Pre-Celtic Frost: Hellhammer

Pre-Celtic Frost: Hellhammer

Before becoming Celtic Frost, Hellhammer innovated underground metal within a short span of time. In Hellhammer, we can hear the influence of Motorhead and, with it, the older rock n’ roll tendencies that were still attached to the developing music genre at the time.

During the course of one year (namely, 1983), Hellhammer released three demos with enough songs to fill out two whole albums. The rupture these demos represent in underground metal is unprecedented and is far more significant than normally perceived. Musically speaking, only Black Sabbath changed rock music more in such a short span of time.

By 1984, Hellhammer was calling it quits, releasing an EP with four songs and mutating into Celtic Frost. The title of that EP was Apocalyptic Raids and can be logically contemplated as the fruit of Hellhammer’s labors. On the other end of the band’s short lifespan is Buried and Forgotten, a bootleg release with a live take of the track “Buried and Forgotten” and a rehearsal recording of “Messiah”.
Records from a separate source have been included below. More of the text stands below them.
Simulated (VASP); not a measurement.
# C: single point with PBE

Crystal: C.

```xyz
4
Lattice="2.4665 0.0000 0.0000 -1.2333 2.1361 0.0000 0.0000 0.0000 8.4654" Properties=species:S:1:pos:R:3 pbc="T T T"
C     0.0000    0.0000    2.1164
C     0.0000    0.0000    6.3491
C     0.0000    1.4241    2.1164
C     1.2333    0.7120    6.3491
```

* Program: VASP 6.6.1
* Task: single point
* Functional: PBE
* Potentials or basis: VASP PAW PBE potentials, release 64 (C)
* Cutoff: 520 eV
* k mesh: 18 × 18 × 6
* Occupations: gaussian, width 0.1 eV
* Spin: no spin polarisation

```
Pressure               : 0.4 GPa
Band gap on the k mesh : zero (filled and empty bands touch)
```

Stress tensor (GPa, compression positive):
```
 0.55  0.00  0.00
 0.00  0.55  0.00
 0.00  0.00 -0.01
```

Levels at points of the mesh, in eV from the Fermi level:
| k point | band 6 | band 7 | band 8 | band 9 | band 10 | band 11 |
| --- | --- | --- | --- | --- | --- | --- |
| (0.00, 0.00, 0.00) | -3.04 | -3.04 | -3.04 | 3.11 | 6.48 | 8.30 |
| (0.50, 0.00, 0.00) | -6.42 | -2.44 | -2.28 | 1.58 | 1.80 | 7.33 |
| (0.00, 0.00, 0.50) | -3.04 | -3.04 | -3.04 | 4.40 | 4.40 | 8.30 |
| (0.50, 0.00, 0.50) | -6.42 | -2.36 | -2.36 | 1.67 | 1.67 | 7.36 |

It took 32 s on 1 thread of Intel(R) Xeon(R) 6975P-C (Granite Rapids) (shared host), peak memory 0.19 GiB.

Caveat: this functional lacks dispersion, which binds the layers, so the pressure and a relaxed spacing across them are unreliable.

Within the span of two years, or perhaps even less, Hellhammer’s suffered what most innovative metal bands suffer in their artistic careers. First, they abandoned themselves to wild sounds matching their disturbed consciousnesses, lending an ear to banshees and chimeras. Then, gradually, they realize their music doesn’t fit ANYTHING remotely deemed “correct”. 

And so they start to incorporate those “correct” ways of writing music, making riffs, and so on. Fortunately for us, they did not wholly transform themselves into party rockers (we’ll have to wait for Celtic Frost to fall into that trap, in time). 

So, the evolution of Hellhammer from this two-song bootleg in ‘83, to their formal EP in ‘84 is one of partial unfoldment, but it is also one of retrograde motion. The first track of Apocalyptic Raids, “The Third of the Storm” [sic], is already a sign of this. The short song is based on a sped-up rock n’ roll riff ala Motorhead, and never does anything else but cater to that sound. Contrast this to the “Buried and Forgotten”, in which technique approaches the “cleaner” methods of NWOBHM, but they are “doom-i-fied” and twisted into something that has not been heard before.

The greatest elements contributing to this effect are not only the choice of riffs and their arrangement but the post-Lemmy (Motorhead vocalist) singing and the war-type drumming that follows the guitar in breaking rhythms rather than speeding through everything. Even in that early live take, we can hear the drums enthusiastically playing powerful and eventful fills.

The whole song is a series of unexpected but suitable changes in speed and texture leading up to a very entertaining atonal solo backed only by the drums and an inaudible bass that I’ll assume exists. It begins at point A and ends at another point B. It has one of the most interesting developments of any Hellhammer song, or of any rock-based music up to that point.

The second song, “Messiah”, was recorded in the rehearsal room, and is more attack than variation. It takes the best and most aggressive from Motorhead and strips it down to where there is only darkness. Some quick pinch harmonics color one of the riffs in the hallmark Tom G. Warrior way, out of the blue and adding spice without becoming a gimmick.

“Messiah” figures in Apocalyptic Raids, with a deeper sound and it is there played at a slower speed. The song remains excellent because its arrangement is so, yet we cannot help but notice the song has been de-fanged, so to say. 

While the songs in the Buried and Forgotten bootleg from 1983 are imperfect from the point of view of a technician, they serve us the darkest, dirtiest, and most adventurous facet of Hellhammer.